This artist’s impression depicts a rapidly spinning supermassive black hole surrounded by an accretion disc. ESO, ESA/Hubble, M. Kornmesser

Astronomers believe that they have succeeded in taking the first-ever image of a black hole — or, more precisely, of its event horizon. On Wednesday, scientists associated with the Event Horizon Telescope (EHT) — a collaboration that uses network of telescopes spread across the globe to create an Earth-sized telescope — said that after five nights of observations, they may have snapped a photograph of the supermassive black hole residing in our galaxy’s heart.

The staggering amount of data collected during the observations has been recorded on over 1,000 hard drives, and the first images of the black hole Sagittarius A* — a behemoth 4 million times the mass of our sun — will emerge either late this year or early next year.

“Even if the first images are still crappy and washed out, we can already test for the first time some basic predictions of Einstein's theory of gravity in the extreme environment of a black hole,” Heino Falcke, a radio astronomer from the University in Nijmegen in the Netherlands who was involved in the project, told National Geographic magazine.

Black holes are perhaps the most mysterious class of objects in the known universe. Part of the enigma stems from the fact that despite overwhelming circumstantial evidence for their existence, no one has actually ever seen a black hole.
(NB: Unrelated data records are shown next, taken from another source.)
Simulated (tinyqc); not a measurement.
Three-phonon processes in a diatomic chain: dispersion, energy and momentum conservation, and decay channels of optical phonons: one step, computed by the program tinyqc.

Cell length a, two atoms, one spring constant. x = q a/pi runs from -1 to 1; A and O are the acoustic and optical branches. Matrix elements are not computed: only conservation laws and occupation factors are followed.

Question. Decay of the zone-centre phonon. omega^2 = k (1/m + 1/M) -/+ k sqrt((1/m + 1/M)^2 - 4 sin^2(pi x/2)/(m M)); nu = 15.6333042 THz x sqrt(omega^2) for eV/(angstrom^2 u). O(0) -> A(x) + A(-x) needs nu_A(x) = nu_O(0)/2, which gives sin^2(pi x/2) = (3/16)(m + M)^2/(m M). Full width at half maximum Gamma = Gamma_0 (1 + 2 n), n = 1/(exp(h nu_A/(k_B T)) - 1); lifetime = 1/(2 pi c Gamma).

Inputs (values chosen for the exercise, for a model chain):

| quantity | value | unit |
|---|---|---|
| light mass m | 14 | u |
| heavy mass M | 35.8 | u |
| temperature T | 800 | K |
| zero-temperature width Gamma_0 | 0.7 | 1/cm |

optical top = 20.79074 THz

This is because their gravitational influence is so great that not even light can escape them.

An illustration of a black hole. ESO, ESA/Hubble, M. Kornmesser/N. Bartmann

“They’re reality-bending concentrations of matter squeezed into a very tiny space, creating an object with an immense gravitational pull,” the European Southern Observatory, whose Atacama Large Millimeter/submillimeter Array (ALMA) joined the EHT collaboration last month, explained in a blog post. “Around a black hole is a boundary called an event horizon — the surface beyond which nothing can escape the black hole’s clutches, not even light.”

If the EHT project, which uses telescopes in Hawaii, Arizona, Chile, and even the South Pole, succeeds in photographing the black hole’s event horizon, it could provide a concrete test for Einstein’s general theory of relativity. Models based on this theory predict a roughly circular shadow around the black hole.

EHT project
This infographic details the locations of the participating telescopes of the Event Horizon Telescope (EHT) and the Global mm-VLBI Array (GMVA). Their goal is to image, for the very first time, the shadow of the event horizon of the supermassive black hole at the centre of the Milky Way, as well as to study the properties of the accretion and outflow around the Galactic Centre. ESO/O. Furtak

“Now, it could be that we will see something different,” Sheperd Doeleman, director of the EHT project, told BBC News in February. “As I've said before, it's never a good idea to bet against Einstein, but if we did see something that was very different from what we expect we would have to reassess the theory of gravity.”